Aug 26, 2021
Animentary: Ketsudan shows the war and its real impacts in a dramatic, documentary (and fictional), raw, symbolic and even experimental way at times.
It's not just an anime that will tell real events that took place during the Second World War, it will create a narrative that travels through several layers very well orchestrated by the direction of Ippei Kuri. Also, if we analyze Kurenai Sanshirou, 1969 and make a brief comparison between the director's two works, it is already possible to find some aspects in the way he works with a “similarity” to the real world from a fictional story. As when anime takes advantage
of a narration to introduce this informative part of what is happening, and also with real images of what happened.
Of course, in Ketsudan it is possible to see a huge evolution in the form and expressiveness with which such an approach is used. Not because of the weight of the theme itself, but because of the direct relationship with how the director approaches the theme. An approach that is very practical, and at the same time formal.

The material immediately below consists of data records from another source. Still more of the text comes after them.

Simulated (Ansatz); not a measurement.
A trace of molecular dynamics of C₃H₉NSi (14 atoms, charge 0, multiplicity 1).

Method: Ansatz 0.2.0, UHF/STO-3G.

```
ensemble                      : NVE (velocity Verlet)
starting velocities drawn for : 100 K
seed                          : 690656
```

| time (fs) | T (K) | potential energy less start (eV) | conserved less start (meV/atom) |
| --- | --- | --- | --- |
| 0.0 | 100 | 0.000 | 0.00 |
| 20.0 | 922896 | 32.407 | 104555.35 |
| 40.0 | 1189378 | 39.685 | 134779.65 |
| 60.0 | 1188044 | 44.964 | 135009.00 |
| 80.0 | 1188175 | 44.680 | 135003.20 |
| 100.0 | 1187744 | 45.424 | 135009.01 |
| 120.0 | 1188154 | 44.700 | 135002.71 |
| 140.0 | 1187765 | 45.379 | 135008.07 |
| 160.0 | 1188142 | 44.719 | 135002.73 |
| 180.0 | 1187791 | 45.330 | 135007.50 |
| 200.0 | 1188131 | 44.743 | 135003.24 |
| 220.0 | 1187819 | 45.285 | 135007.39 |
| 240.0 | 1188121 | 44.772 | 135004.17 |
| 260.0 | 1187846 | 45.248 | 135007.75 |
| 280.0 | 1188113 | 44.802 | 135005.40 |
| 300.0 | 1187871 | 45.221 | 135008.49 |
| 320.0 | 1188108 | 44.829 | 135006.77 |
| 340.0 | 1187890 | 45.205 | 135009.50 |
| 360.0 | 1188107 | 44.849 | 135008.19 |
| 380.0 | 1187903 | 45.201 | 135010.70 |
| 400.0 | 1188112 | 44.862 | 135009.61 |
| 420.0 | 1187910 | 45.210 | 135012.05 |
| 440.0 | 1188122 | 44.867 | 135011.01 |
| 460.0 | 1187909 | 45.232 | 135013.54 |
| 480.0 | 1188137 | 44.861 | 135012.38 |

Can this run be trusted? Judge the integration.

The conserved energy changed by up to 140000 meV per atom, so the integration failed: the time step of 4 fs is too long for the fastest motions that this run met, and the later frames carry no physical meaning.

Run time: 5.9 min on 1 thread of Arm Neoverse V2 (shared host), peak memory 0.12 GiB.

The formal and practical that I talk about here is directly related to how the anime was produced. It is a work that impresses even for its technical virtuosity, which for the time, is very impressive.
The whole characterization of the anime takes this very raw and human approach. He maintains some very physiognomic features of a human face, trying to achieve a very strong and expressive resemblance to the real world. And even released in 1971, the anime does not carry those more cartoonish traits inherited from a formation of Japanese animation proposed by Tezuka.
A humanization in the characterization of both the characters and the spaces. The ships and scenery (all inspired by and featured on World War II ships and landscapes) are all very well detailed and functionally complex. You see a cannon working, a torpedo coming out of a submarine, planes exploding.
The anime also mixes some imagery and symbolic moments that fit very well with this cruder approach that the work calls for. In one of the episodes, a soldier is watching a moth heading towards the light. This moth dies and the anime intersperses this image of the moth falling with a Japanese army attack plane. In this episode in question, the soldiers would sacrifice themselves and die in favor of an attack that was already planned. And many already knew they were going to die.
Not only events and situations, but some objects and gestures also gain a very high expressive value, such as flags, ships and swords. In the episode () one of the Japanese army characters dies. The anime shows this soldier's sword breaking in the clash, and then a fallen flag on the ground. Soon after, an image of the broken sword beside the soldier. In the episode of the death of Isoroku Yamamoto (important Japanese admiral in World War II), who is shot dead in an ambush, and found with his sword in hand (a true event). A symbol of endurance and pride at the same time. The sword in Ketsudan is always shown and extolled in several scenes as an important and very representative symbol. In both moments mentioned above, there is a very strong relationship between these objects and the lives of soldiers as soldiers, who live and die for their country.
Looking now at a more moral issue. Ketsudan doesn't just show a heroic patriarchal relationship of Japanese soldiers, but also of Americans (even though it weighs a little more towards Japan – which is not a problem, as the US portrayed these clashes in art with the same particularity). In the episode of Isoroku Yamamoto's death, the anime shows how the US intercepts and steals information from the Japanese army, which helped the Americans take their revenge for Pearl Harbor.
Kind of strange to reflect that Ketsudan not only criticizes this horror of the War (mainly in the final episode), but at the same time, he is also fascinated and enchanted by all these happenings – it makes the viewer fascinated with the theme. The relationship between the real, the imagery, the symbolisms, etc. This is all very well harmonized.
Annimentary is not a “documentary” per se, but a narrative story that imitates the real. It starts from real events, turning them into a kind of fiction, as in Midway: Battle on the High Seas, 2019. But at the same time, it still has documentary attributes to tell this story, and this is not limited only to narration that describe the events in more detail.
If not enough a whole scheme of anime to associate itself with the real (departing from the cartoonish, obviously) director Ippei Kuri still uses real images and records from World War II. And like his entire approach, he intersperses these images with narrative moments, managing to refer more directly this expressiveness of the narrative real, with the real itself. As I said in Kurenai Sanshirou – where he also uses some real footage in the first episode, and associates it with the narrative – he's evolved a lot in how he fits that into his staging. In Sanshirou, for having a more pop culture-oriented relation to Bruce Lee's action films, the images chosen by him (the various explosions), end up sounding a bit Camp (which is not a bad thing). The images he has chosen now (such as planes crashing into the sea, soldiers arriving ashore or saying goodbye to their lands before fighting) have a colder and more painful weight. A weight that will directly interact with our subconscious in relation to events.